On a recent visit to Europe, a friend and I went from Paris to Sarlat (a lovely Medieval vestige in France’s Dordogne, itself a marvel of nature and history) then Munich, and finally Vienna. It was all rather wondrous.
I hope to post reflections on some pictures I took, as after my 2016 travels. But I am currently focused on a large writing project, so may compose only a few essays, about photos I deem especially significant.
This image initiates that effort. It shows a spectacle not seen in centuries at gloriously rebuilt Notre Dame de Paris. The entire restoration from the fire of 2019 was magnificent, but encountering this long-gone ‘rainbow’ was enrapturing. Without the fire, this vista might have stayed lost forever.

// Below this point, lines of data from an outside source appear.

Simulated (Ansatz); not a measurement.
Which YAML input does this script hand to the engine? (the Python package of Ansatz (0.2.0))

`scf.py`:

After that inferno, the church’s walls were scrubbed of ages of candle smoke, incense, etc., and its stained glass consummately cleaned. Consequently, this cloud of limpid color, long obscured in the gloom, is now cast onto the stone-work overhead. The restorers likely anticipated its return, but I certainly had not, so discovering it astonished me.
Where I stood filming had been saturated with lead dust, ash from burned roof beams, rubble, all still in peril of structural collapse after the fire. That Notre Dame was not just restored, but is better than before, is evidence of determined, diligent, ingeniously potent human agency.
However: In Medieval Christian theology, God was light, which this revived iridescent glow assuredly suggests. Thus, this may be pondered as divine approval, or affectionate reward, for how we deployed our collective gifts to rescue this venerable shrine, sacred to abstract aspiration.
I especially hope to write posts for three other photos from my journey. One is consonant with the majesty of human endeavor suggested here; the other two contrast with it.
I photographed Munich’s courthouse, where another intimation of our best Nature appeared. There, in 1943, members of the White Rose, a legendary anti-Nazi network, were tried and condemned to death for their ‘noble treason.’ Supposedly, they even dared scold their judge for moral dissolution and complicity with Hitler – a deed of defiant courage I find as awesome, in its context, as this compelling phenomenon in Notre Dame.
In contrast to that summit, two pictures I took at Dachau, suburban Munich site of Nazism’s prototype Concentration Camp, witness a chasm. One shows a statue of an anonymous inmate, inscribed ‘Honor to the Dead. Warning to the Living.’ The other is a photo of inmates taken by a guard, carefully conceived and crafted to sate Nazi mania to degrade and dominate the ‘other.’
Both these images feel ominously relevant to the political climate in America today, 2025.
The fact that so many people seem not to have learned the grim lessons places like Dachau symbolize makes me fear our species may have reached a pivot point. A point beyond which our Reason, spawning technology to serve the primally self-interested, may be as liable to degrade or destroy us, as to advance us.
Thus, until if and when I write about those three, the image here must serve to assert a proposition I ardently feel worth advocating: belief in the ultimate positivity, underlying and overarching, of our mortal existence. What these apparently unrelated things – this recovered spectacle at Notre Dame and the White Rose’s nobility – have in common, is that the instinctive admiration most of us feel for such marvels may suggest that simple goodness is the default of our nature, and wickedness a baser aberration. And they may help us keep faith in that default, despite all counter-evidence.
Scripture says that after the Great Flood, God set a rainbow in the Heavens in token of a promise never again to chastise humanity for its failings. The rainbow shown here may be mere optical happenstance, but such apparently random coincidences may act as mechanisms to move us to hope, may offset dispiriting, life-negating evidence, inspiring us to reckon that an elementally better world is possible. A world more worthy of this sensational vision, and of the soaring honor of the White Rose martyrs, than of demonic Dachau.
In terms of attaining the highest level of being we can, reaching beyond the Self alone – love – may prevail, where logic fails. So I invite readers to consider this image as evocative of tender, reassuring encouragement to such ‘reaching.’
Most humans’ spirits are not data driven, so physical experimentation, mathematical proofs, etc. are not tools for such undertakings, which are outside the realm of reason, alone. We must generate and embrace such Hope within our Selves. And it must subdue animal urges such as Nazism invoked, or we are lost.
Hope need never die, unless we let it expire. At grievously wounded Notre Dame, we did not, and as a result, got back this breath-taking apparition.